This has results for Postgres vs the insert benchmark on a big server. My previous post had results for a small server. The goals are to look for performance changes from PG version 11 to 15 and to determine the impact of compiler optimizations. The context here is a cached workload (reads from cache, writes to storage) with high concurrency.
tl;dr
- See the Most Important Disclaimer here
- I accept that tuning might be required to improve throughput and/or reduce response time variance, but I am also wary of a DBMS that requires too much per-workload tuning.
- The insert rate for l.i1 drops from (420k/s, 400k/s) when the database is cached by Postgres to (150k/s, 200k/s) when the database is cached by the OS but not by Postgres. The two numbers are for (20 tables, 1 table). I don't think this is a problem, but I document it here for comparisons with other DBMS.
- Per-second response time and insert rates for l.i1 show much variance, aka write stalls. I have yet to explain what causes this. The variance is visible but not as significant for l.i0.
- the o3_native_lto build has the best perf but the benefit isn't as large here as it was on the small server. The benefit was <= 3% for writes and <= 5% for reads
- I ignore the create index benchmark step (see l.x below)
- For the configuration with a table per client
- For inserts without secondary indexes version 15.2 is ~2% slower than 11.19 (see l.0 below)
- For inserts with secondary indexes version 15.2 is ~1% faster than 11.19 (see l.1 below)
- Reads are ~4% faster in version 12.14 than 11.19 and the perf has not changed since then (see q100.1, q500.1, q1000.1 below)
- For the configuration with all clients sharing one table
- For inserts without secondary indexes version 15.2 is ~4% slower than 11.19 (see l.0 below). This is slightly worse than the case above with a table per client.
- For inserts with secondary indexes perf is the same as above for a table per client
- Read perf is the same as above for a table per client
Benchmarks
The server is a c2-standard-60 from GCP with 30 cores, hyperthreads disabled, 240G RAM and 3T of NVMe (XFS, RAID 0 across 8 devices). Huge pages were enabled for all benchmark runs.

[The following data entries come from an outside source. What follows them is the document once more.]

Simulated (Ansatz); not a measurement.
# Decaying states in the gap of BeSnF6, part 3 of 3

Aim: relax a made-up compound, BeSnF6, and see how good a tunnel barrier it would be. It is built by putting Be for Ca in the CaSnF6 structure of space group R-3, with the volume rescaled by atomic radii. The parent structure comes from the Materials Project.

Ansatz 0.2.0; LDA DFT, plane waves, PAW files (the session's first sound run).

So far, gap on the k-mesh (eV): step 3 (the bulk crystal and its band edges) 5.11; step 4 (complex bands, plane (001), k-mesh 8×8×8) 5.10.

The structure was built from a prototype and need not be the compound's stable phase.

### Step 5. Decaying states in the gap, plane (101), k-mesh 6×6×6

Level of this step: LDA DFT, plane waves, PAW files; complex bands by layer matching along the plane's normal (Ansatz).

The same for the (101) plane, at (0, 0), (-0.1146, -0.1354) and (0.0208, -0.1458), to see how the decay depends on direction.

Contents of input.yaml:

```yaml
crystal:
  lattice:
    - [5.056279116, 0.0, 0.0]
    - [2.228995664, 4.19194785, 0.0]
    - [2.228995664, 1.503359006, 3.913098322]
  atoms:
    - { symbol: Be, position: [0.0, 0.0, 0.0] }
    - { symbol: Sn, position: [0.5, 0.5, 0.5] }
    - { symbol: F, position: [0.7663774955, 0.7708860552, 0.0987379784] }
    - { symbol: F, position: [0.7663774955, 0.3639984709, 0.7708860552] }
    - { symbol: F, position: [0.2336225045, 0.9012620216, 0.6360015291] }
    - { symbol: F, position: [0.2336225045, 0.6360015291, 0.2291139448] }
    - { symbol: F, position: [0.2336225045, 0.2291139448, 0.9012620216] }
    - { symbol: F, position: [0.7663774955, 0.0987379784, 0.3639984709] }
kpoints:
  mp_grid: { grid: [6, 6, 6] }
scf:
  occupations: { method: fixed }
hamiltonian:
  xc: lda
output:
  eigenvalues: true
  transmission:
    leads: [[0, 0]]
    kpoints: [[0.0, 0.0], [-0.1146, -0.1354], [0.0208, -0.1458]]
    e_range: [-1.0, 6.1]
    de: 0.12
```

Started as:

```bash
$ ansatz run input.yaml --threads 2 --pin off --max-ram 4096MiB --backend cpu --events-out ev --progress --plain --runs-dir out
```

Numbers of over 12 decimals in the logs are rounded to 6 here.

An overview of the insert benchmark is here and here. The insert benchmark was run for a cached database with 20 clients. The read+write steps (q100.1, q500.1, q1000.1) were run for 1800 seconds each.
Benchmarks were repeated for two configurations:
- cached by Postgres - all data fits in the Postgres buffer pool and vm.nr_hugepages was 85000
- cached by OS - all data fits in the OS page cache but not the Postgres buffer pool. The buffer pool size is 4G and the database was ~190G at test end. For huge pages I set vm.nr_hugepages to 4000.
The configuration files are here for:
The benchmark is a sequence of steps:
- l.i0 - insert 20 million rows without secondary indexes
- l.x - create 3 secondary indexes. I usually ignore results from this step.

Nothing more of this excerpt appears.